VATICAN CITY — Pope Francis on Wednesday completed the membership of a new Vatican body with responsibility for dealing with clerical sex abuse, marking a further step in providing adequate procedures to insure justice for all the victims.
The body is a specific office within the Congregation for the Doctrine of the Faith that will deal with delicta graviora (grave offenses). These are the most serious crimes in the Church and most notably include offenses against morality: the sexual abuse of a minor by a cleric and the acquisition, possession or distribution of child pornography by a cleric.
The new office is established as a college of seven people, whose names were announced Jan. 21.
Bishop Charles Scicluna has been appointed president of the college. Now the auxiliary bishop of Malta, Bishop Scicluna served from 2002 to 2012 as promoter of justice in the Congregation for the Doctrine of the Faith — that is, as the Vatican’s public prosecutor — personally handling the sex-abuses crises of 2002 and 2010 and carrying forward the zero-tolerance line wanted by St. John Paul II and Benedict XVI to tackle the issue.

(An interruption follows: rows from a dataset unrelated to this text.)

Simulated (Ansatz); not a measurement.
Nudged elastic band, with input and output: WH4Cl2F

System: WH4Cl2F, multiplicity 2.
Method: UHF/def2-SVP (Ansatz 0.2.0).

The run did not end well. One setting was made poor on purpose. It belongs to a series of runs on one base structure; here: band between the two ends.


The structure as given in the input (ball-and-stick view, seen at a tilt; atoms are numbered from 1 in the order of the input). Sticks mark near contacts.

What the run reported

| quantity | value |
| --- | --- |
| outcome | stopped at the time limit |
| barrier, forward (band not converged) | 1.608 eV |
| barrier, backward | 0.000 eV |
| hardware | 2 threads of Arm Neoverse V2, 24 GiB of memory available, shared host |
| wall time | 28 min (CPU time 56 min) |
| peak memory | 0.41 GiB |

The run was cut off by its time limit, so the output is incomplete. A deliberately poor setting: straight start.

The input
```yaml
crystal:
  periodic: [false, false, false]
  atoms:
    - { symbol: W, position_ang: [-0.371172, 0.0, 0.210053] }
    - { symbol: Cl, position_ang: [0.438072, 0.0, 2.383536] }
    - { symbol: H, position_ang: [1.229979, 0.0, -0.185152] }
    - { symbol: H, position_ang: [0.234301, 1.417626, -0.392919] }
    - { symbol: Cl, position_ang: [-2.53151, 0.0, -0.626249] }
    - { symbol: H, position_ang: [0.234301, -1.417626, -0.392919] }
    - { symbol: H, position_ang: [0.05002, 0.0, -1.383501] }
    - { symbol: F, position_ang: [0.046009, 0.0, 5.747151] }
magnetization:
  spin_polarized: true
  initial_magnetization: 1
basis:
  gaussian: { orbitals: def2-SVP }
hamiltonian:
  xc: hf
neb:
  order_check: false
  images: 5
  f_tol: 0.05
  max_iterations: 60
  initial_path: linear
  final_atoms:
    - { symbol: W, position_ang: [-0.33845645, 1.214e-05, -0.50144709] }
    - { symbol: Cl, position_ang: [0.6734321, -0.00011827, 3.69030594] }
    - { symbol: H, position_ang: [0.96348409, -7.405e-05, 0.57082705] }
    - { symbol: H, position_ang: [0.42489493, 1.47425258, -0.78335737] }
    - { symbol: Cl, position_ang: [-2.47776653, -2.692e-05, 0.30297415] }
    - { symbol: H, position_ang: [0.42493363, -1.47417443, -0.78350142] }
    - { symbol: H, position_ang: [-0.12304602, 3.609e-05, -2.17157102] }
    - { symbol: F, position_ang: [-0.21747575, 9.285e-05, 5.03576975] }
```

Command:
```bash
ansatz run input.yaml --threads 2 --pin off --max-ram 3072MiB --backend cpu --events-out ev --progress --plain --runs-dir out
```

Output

The other members of the college are: Cardinal Zenon Grocholewski, prefect of the Congregation for Catholic Education; Cardinal Attilio Nicora, president emeritus of the administration of the Patrimony of the Apostolic See; Cardinal Francesco Coccopalmerio, president of the Pontifical Council for Legislative Texts; Bishop Juan Arrieta Ochoa de Chinchetru, secretary of the Pontifical Council for Legislative Texts; Cardinal Giuseppe Versaldi, president of the Prefecture for the Economic Affairs of the Holy See; and Archbishop Emeritus José Mollaghan of Rosario, Argentina.
The college has two supplementary members: Cardinal Julian Herranz Casado, president emeritus of the Pontifical Council for Legislative Texts, and Bishop Giorgio Corbellini, president of the Labor Office of the Apostolic See and of the Disciplinary Commission of the Roman Curia.
The new office is charged with easing the load on the Congregation for the Doctrine of the Faith, handling the appeals on grave offenses.
Aside from sexual abuse of minors, the cases that the college will examine include those against the sacraments — including those against Eucharist, such as profaning a consecrated Host; against confession, such as violating the seal; and against holy orders, such as the attempted ordination of a woman.
According to Sacramentorum Sanctitatis Tutela, issued motu proprio (of his own accord) by Pope John Paul II in 2001, authority for investigating abuse cases was transferred from the Congregation for Clergy to the Congregation for the Doctrine of the Faith so that they could be dealt with in a more timely fashion. A person aggrieved by an administrative decision of the Congregation for the Doctrine of the Faith could ask for a review of the decision by the ordinary session of the congregation.
This ordinary session, called feria quarta, takes place once a month on a Wednesday and includes all 25 cardinal and bishop members of the congregation.
The new office will assist the Congregation for the Doctrine of the Faith in this work.
According to Father Federico Lombardi, director of the Holy See Press Office, the congregation “had to examine four to five appeals a month of priests who were deemed to have been wrongly accused.”
It is yet to be decided how the new college will organize the work or if the college’s judgment on each case will be always accepted by the ordinary session, as well as if the ordinary session will be able to overturn the college’s judgments.
The work will obviously depend on the number of cases waiting for review, and monthly meetings will be likely scheduled.
The description simply reads that the work of the commission will juxtapose the work of the Congregation for the Doctrine of the Faith, which will maintain its competences.
It will be likely the congregation itself that entrusts the new office with a certain numbers of appeals, which are usually examined during the ordinary session.
All of these details will be discussed in further months, probably with the issuance of specific regulations that will establish the functions and plan of this new body.